Hammer Operator

Master a mechanical hammer to pound-out lightweight paneling.
picture of Hammer Operator

Quick Stats


Salary Range
$20,000 – $44,000

Data from U.S. Department of Labor


What do Hammer Operators do?

As a Hammer Operator, you’re a lot like a Filler Operator, a Heavy Equipment Operator, or pretty much any other Operator you can think of. Like these Operators, a Hammer Operator sets up machines, makes sure they work properly, and ensures that a high-quality product gets created.

The difference lies in what a Hammer Operator works with day in and day out. You handle high-powered hammers known as forging hammers. These are electronic versions of a regular hammer; they have a lot of power behind every hit, and can make hundreds of hits per minute. They’re used to hammer the sheet metal that makes up the body of airplanes, helicopters, and gas turbines.

Safety is big in this job. Think of when a regular hammer hits the wrong place (like your thumb), and multiply that by thousands. When setting up a hammer for a new job, it’s important that you know exactly how it works so you can see a problem coming before it happens, and turn the machine off if something goes wrong.

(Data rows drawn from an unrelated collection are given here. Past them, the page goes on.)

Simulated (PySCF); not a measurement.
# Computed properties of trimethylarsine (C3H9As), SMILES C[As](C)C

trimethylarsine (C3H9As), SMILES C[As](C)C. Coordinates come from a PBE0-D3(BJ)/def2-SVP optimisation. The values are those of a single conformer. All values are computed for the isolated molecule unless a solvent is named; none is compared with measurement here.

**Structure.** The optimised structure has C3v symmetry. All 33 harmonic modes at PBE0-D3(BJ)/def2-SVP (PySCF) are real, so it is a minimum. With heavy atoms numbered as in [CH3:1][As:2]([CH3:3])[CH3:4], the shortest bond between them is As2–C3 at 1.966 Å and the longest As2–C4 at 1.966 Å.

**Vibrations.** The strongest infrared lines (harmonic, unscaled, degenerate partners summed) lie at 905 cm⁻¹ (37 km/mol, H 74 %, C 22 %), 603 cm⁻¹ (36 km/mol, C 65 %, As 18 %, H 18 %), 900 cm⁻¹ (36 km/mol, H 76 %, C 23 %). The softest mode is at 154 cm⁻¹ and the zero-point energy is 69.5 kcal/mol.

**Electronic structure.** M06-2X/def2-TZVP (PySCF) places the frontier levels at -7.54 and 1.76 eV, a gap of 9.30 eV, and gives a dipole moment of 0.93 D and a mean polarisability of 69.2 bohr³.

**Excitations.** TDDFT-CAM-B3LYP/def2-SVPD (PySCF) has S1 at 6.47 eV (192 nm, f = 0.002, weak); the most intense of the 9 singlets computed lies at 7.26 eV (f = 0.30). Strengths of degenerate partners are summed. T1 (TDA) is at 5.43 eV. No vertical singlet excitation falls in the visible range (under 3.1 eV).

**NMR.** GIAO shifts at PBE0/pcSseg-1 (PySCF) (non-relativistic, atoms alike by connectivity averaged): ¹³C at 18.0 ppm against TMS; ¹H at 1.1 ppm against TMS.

You start a job by reading the blueprints that dictate what you’ll be making. You set up the piece of metal to be hammered, clamping it into place firmly so the powerful hits can’t move it incorrectly. After the hammer starts, you shift your focus to keeping an eye on quality. You make sure the hits happen in the right place and go deep enough, and the edges of the hammer don’t become ragged from hitting metal edges.


Should I be a Hammer Operator?

You should have a high school degree or higher and share these traits:
  • Reliable: You can always be counted on to do a good job.
  • Detail Oriented: You pay close attention to all the little details.
  • Team Player: You're able to listen, communicate, and work with tons of different people.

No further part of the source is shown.